October 09, 2012   //  By: Jennifer Lankheim   //  How To Innovate like a Pro

Webvan illustrates one innovation blunder: over-investing in a concept that turns out to be nonviable. Are there any other common mistakes companies make?

The second error, even more painful, is killing the right idea too early. Take Twitter. Get a focus group together and ask them if they would like to communicate to the world, in 140 characters, that they’ve just gone shopping or done laundry, and in turn follow other people posting the same kind of information – well, it sounds ridiculous. If you relied on just that, the idea would have been killed. And today Twitter is worth almost $10 billion.

How can innovators use pretotyping to help determine what is actually a viable idea, and not one that just sounds good in theory or, on paper, seems patently absurd?

The challenge is, until you build something, you’re dealing only in ideas, and ideas are abstract; the most you can solicit from an idea is an opinion, which is also abstract – and subjective. To get objective data, you have to get out of this ‘thoughtland’ as fast as you can, and that’s what pretotyping is all about. It is the process of figuring out what you can do, short of building the product or a prototype, to see if there is really a market for your innovation.

My favorite example is IBM and speech-to-text technology. Thirty-five years ago, it was thought that professionals and managers could not be expected to type; back then, only secretaries and programmers typed. IBM felt the only way they could succeed in the personal computer business was to invent speech-to-text, so that users could just speak to a computer and not use a keyboard. This was going to cost a fortune. IBM did preliminary research that indicated people would indeed buy a technology that allowed them to talk into their computers rather than type, but they (wisely) decided that before making a huge investment they needed to find a way to test this hypothesis.

They did it by making what I credit as one of the earliest pretotypes. They built nothing – no hardware, no software. They simply put a person in a room with a screen and a microphone and told them to start speaking. The test subject would say something and – thanks to a behind-the-scenes stenographer– their words would appear on screen, simulating speech-to-text.

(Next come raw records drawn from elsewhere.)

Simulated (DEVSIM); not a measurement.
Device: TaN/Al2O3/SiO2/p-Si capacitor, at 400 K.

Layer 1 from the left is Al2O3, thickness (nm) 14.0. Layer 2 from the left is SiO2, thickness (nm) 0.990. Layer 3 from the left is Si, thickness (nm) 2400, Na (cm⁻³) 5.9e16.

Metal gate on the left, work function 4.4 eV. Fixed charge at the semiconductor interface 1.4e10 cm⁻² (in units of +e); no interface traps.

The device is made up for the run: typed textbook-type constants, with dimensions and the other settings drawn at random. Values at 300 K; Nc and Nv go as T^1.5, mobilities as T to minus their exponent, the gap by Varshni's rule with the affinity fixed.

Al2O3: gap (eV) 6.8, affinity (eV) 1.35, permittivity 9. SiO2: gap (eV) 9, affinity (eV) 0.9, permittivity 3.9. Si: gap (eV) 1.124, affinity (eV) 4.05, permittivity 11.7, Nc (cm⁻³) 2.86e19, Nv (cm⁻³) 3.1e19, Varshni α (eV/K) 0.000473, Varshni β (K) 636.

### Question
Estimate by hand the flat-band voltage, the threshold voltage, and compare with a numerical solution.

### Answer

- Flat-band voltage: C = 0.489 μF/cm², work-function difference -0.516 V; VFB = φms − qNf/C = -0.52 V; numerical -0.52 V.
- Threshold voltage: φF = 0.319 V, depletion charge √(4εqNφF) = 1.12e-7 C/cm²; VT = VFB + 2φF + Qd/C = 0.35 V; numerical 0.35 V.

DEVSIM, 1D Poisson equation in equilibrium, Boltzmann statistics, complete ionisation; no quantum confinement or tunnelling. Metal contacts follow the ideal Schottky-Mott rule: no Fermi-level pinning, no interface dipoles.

Guess what IBM learned? Just like with Webvan, what people thought they wanted was very different from what they would actually use. The test subjects said they wanted to talk to their computer, but after five minutes of actually doing it, their throats were getting sore and the room, with everyone talking to their computers, was noisy and obnoxious. They were over it. So IBM learned that speech-to-text technology was, at the time, not worth developing. That is the essence of pretotyping.

You also cite the example of Jeff Hawkins and the Palm Pilot as an early pretotype. What’s that story?

Legend has it that before committing to develop the Pilot, Jeff went into his garage and cut a block of wood that would fit in his shirt pocket. He carried it around for months, pretending it was a handheld. If someone invited him to lunch, he’d pull out the block of wood and tap on it as if he were checking his schedule. If he needed a phone number, he would pretend to look it up. He even tried different design faces and button configurations by gluing different pieces of paper to the wood block.